Introduction

About Stable Diffusion

Stable Diffusion is a generative model used for image and audio generation. It is based on the diffusion process and can model complex, high-dimensional distributions. The model works by iteratively adding noise to an input image or audio signal, and then denoising it to produce a new sample. This process is repeated many times to generate a full image or audio clip. Stable Diffusion has shown promising results in image and audio generation tasks and is a popular model in the machine learning research community.

‍

*Images generated by fine-tuned Stable Diffusion v1.5 model*

Neural networks that use diffusion models heavily rely on matrix and vector operations during both training and inference. This is where modern graphical processing units, or GPUs, demonstrate their capabilities.

CPUs vs GPUs

CPUs and GPUs differ in their architectures and purposes. CPUs are general-purpose processors that are designed to handle a wide range of tasks, including running operating systems, running applications, and handling input/output operations. They typically have a few cores, each capable of executing multiple threads in parallel.

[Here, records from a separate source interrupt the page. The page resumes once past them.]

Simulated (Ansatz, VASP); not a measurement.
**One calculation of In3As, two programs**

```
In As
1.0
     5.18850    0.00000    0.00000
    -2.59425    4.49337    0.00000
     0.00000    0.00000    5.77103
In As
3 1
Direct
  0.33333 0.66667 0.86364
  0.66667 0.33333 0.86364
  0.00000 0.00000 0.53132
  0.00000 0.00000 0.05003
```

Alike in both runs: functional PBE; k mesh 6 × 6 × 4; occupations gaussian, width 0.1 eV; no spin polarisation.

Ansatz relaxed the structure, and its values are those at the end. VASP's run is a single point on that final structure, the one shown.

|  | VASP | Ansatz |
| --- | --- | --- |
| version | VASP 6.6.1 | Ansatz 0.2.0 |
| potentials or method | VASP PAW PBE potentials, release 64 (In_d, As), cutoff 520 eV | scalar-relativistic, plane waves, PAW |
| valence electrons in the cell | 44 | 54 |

GPUs, on the other hand, are specialized processors designed for graphics rendering and parallel processing. They have many more cores than CPUs, each optimized for executing a single instruction on multiple data points in parallel. This makes them very efficient at performing matrix and vector operations, which are common in neural network training and inference.

*Example: the difference between CPU and GPU in matrix factorization task (source*)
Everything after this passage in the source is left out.